I... really liked this book. Part of it was how it pushed all my buttons; the story of an abandoned baby that gets hung up in Department-of-Human-Services land, and the drama involving the would-be adoptive parents (possibly singled out by the birth mom, but was she coerced?) who also become suspects once some murders get added into the mix -- well, I have two friends who recently adopted out of foster care in what was (in both cases) a long-drawn-out custody battle with the clearly-unfit bio-relatives, and not to mention my friend L. who made the decision not to adopt out of foster care (possibly because of our mutual friends' experiences) and who is still hung up in the whole adoption system (though happily she is now pregnant), and so I was going to get drawn into the story anyway.

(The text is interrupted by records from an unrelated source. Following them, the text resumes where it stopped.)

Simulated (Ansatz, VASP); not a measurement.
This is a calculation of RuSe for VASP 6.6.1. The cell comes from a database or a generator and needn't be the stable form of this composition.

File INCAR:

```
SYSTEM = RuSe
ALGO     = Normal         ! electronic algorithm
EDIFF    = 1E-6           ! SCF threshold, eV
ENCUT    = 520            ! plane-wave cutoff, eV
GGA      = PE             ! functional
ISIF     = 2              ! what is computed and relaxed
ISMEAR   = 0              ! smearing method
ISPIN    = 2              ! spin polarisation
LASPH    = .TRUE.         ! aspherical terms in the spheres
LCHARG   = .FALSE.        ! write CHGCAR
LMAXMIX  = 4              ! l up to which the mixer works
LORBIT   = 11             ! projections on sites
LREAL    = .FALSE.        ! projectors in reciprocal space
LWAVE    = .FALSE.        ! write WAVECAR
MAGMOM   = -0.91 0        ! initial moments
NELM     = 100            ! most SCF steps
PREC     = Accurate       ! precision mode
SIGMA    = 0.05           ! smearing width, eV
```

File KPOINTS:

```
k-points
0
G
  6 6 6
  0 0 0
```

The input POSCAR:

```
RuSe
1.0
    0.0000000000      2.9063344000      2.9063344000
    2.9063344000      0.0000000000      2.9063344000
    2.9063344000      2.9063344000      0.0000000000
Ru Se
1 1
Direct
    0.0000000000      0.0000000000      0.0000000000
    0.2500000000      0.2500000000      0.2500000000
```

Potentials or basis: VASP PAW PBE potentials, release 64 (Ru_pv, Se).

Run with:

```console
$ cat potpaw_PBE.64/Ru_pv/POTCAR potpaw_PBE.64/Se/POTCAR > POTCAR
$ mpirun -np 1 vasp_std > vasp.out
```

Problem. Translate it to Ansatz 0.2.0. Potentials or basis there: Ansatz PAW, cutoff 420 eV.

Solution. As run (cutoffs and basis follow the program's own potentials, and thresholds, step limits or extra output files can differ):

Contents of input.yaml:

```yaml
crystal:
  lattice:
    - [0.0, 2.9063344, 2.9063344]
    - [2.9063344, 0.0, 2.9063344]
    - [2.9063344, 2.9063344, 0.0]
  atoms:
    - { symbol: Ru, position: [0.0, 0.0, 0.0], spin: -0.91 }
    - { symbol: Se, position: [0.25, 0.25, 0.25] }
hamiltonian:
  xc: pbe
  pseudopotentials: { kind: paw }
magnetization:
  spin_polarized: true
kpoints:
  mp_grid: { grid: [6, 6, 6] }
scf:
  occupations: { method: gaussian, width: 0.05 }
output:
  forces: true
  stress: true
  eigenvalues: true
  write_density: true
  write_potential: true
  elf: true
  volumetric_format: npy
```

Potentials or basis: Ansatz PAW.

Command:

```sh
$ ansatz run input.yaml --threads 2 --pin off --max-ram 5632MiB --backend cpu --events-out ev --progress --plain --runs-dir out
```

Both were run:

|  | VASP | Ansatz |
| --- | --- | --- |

But the central emotional core of this book is of two people that are thrown together, and get to know each other, and spark off each other's minds and souls, and learn more about themselves from each other. And this is a story that gets me every time. It's the way relationships (romantic, friendship, whatever) work, at their best. It's what I like to read about, whether it be through friendship, family, romance, whatever. (For extra bonus points, friendship-turning-to-romance-to-family!)

And... maybe they're falling for each other. And he's married. And, ow. And I am pondering whether I can last the week before I can get back to the library to get the rest of the series, or whether I am going to have to buy them so I can read them Right Now. (this is all [personal profile] lightreads fault!!)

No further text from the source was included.